Not the answer to your question but I don't think "TRT performs badly."

It is just that people sometimes assume that because it is a single
instruction in the Pop it must execute roughly as fast as many simple
instructions.

I think it is fast for what it does. Picture "writing TRT in assembler" --
implementing it as a subroutine as if the opcode magically vanished.

Now picture a version of that only somewhat faster because millicode has
some special tricks up its sleeve -- that's TRT.

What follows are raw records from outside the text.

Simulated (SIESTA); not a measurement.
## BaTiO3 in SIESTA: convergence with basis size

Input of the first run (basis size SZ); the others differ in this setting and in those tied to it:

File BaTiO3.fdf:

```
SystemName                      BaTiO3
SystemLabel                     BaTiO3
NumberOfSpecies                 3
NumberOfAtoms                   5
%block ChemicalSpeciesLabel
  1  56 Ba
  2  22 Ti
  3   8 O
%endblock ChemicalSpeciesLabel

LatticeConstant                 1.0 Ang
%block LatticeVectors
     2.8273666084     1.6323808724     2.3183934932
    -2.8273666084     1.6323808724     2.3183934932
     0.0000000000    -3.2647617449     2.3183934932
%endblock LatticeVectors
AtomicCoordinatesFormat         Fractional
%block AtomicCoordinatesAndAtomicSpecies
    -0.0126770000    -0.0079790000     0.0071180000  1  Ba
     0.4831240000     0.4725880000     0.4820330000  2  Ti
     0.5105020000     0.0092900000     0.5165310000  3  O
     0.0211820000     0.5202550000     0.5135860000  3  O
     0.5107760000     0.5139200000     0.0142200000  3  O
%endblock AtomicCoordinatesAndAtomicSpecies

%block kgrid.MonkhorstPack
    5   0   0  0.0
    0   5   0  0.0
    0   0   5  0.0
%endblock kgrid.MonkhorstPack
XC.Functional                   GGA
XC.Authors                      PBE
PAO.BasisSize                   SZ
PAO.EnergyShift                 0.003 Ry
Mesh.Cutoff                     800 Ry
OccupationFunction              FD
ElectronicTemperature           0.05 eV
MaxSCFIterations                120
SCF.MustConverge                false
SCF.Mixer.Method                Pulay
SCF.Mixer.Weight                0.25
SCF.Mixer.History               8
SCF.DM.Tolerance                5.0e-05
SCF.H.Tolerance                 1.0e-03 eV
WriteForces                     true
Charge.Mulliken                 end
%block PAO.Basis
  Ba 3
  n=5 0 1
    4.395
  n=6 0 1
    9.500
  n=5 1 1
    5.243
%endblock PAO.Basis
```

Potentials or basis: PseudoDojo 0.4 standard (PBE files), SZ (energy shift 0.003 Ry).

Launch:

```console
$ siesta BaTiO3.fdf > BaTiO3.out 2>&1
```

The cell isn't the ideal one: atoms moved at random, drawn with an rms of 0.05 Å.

If I had to count words in a string in assembler I would probably just use a
loop of CLI's and such -- unless there was some incredible need for
optimization. The big cost these days is getting the data into cache, and
that is all the same whether CLI, TRT, SRST, etc. TRT is perhaps a little
worse because you need to get two things into cache, the string and the
table. I might look first at SRST.

Charles

-----Original Message-----
From: IBM Mainframe Assembler List [mailto:ASSEMBLER-LIST@LISTSERV.UGA.EDU]
On Behalf Of Paul Gilmartin
Sent: Thursday, June 14, 2018 12:18 PM
To: ASSEMBLER-LIST@LISTSERV.UGA.EDU
Subject: Count Words?

Is there a modern, clever, efficient way to count words in a string where:
o A separator is <TAB> or <SP> (+ others ad lib.)
o A word is a maximal non-empty sequence of consecutive non-separator
characters.
(Whew!)

Do TRT and CLI remain the best primitives?  (TRT is reported to
perform badly, perhaps model-dependent.)

Yah, I know: "The compiler knows best!"